On Thu, Aug 08, 2019 at 01:08:41PM -0700, Russ Allbery wrote:
Simon Richter <sjr@debian.org> writes:

In the same way, we could have had automatic restart of services through
sysvinit easily: an include mechanism that allows additional inittab
lines to be pulled from /etc/inittab.d/* would be trivial to
implement. That it hasn't been done is not because no one has thought
about it in the last thirty years, but because its use is rather
limited.

Er, well... speaking as someone who tried to keep daemons running via
inittab and then gave up and tried using monit for a while, and then
switched to djb daemontools (all back before systemd existed), I'm not
sure this is quite right.  Those who tried to use this facility quickly
discovered that sysvinit was rather bad at it, and therefore started using
something else.

Yup. Regardless of those who keep insisting that systemd doesn't add anything to a server environment, people happily using it for servers disagree. I assume those who insist that sysvinit did everything right simply either forget the problems it had or just accepted its limitations.

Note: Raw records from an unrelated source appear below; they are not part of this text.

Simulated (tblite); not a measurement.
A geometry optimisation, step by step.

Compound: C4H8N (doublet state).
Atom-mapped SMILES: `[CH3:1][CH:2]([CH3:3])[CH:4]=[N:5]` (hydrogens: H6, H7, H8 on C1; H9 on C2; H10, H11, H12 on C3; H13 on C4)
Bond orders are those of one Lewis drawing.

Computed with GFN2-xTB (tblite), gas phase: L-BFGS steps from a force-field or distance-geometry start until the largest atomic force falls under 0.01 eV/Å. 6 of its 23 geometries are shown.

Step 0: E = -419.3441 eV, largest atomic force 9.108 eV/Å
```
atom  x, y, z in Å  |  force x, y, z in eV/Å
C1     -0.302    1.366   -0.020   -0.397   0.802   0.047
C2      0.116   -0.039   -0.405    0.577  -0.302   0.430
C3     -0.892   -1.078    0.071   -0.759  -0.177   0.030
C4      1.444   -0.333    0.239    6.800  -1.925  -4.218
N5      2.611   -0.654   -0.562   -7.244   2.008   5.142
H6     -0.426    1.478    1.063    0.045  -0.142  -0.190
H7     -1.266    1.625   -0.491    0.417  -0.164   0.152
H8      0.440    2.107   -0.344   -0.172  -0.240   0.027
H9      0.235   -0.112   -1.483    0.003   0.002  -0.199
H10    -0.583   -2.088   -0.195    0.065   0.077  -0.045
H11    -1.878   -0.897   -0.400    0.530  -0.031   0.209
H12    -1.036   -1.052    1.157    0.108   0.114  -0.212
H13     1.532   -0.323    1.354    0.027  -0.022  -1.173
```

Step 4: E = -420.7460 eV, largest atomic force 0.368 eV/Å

Note that this is not a statement about Linux sysvinit specifically -- my
experiences were originally on Solaris.  The flaws in using inittab to
keep services running were universal among UNIX implementations.

And until we got rid of legacy limitations, there was no way forward because everything was met with "but this is how its always worked and you'll never manage to change things on those other systems".